Cornell University - Law School
March 4, 2010
Journal of Criminal Law and Criminology, Vol. 99, No. 4, 2009
By popular account, the Supreme Court’s recent decisions on effective assistance of counsel in capital sentencing - aggressive critiques of counsel’s failure to investigate and present mitigating evidence - initiate an era of improved oversight of the quality of legal representation in death penalty cases. One would expect the new and improved jurisprudence to curb post hoc efforts by trial counsel to disguise subpar performance as a tactical decision, a practice that has long undercut the Strickland doctrine. But the shelters for post hoc rationalizations - the refuges for “strategery” - remain. Surveying decisions of the federal circuit courts since the turn of the century, this Article illustrates two reasons why, and explores solutions.

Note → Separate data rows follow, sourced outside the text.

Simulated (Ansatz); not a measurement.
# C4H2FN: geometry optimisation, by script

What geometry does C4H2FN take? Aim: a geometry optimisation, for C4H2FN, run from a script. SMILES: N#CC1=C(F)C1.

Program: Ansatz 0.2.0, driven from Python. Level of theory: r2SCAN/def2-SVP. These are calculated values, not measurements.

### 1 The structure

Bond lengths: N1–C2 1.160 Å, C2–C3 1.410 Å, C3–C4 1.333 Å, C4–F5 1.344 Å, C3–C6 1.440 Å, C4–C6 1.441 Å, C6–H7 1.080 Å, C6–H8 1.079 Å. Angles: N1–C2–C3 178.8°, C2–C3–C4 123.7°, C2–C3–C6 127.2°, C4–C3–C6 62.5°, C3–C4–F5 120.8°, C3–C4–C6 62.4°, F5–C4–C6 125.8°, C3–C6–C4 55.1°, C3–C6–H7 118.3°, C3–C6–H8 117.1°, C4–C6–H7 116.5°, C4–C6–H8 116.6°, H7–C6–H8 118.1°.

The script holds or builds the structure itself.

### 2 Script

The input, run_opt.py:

Foremost, the Article examines a perceptual divide among decision-makers (and counsel) over the mitigating value of explanatory life history evidence. The Article suggests that decision-makers’ perceptions of explanatory mitigation may depend less on the nature of the evidence and more on how the evidence is presented. This distinction is significant for eradicating post hoc rationalizations, because it renders the validity of counsel’s claims of judgment about certain evidence subject to the completeness of the investigative work and the coherence of the presentation to the jury.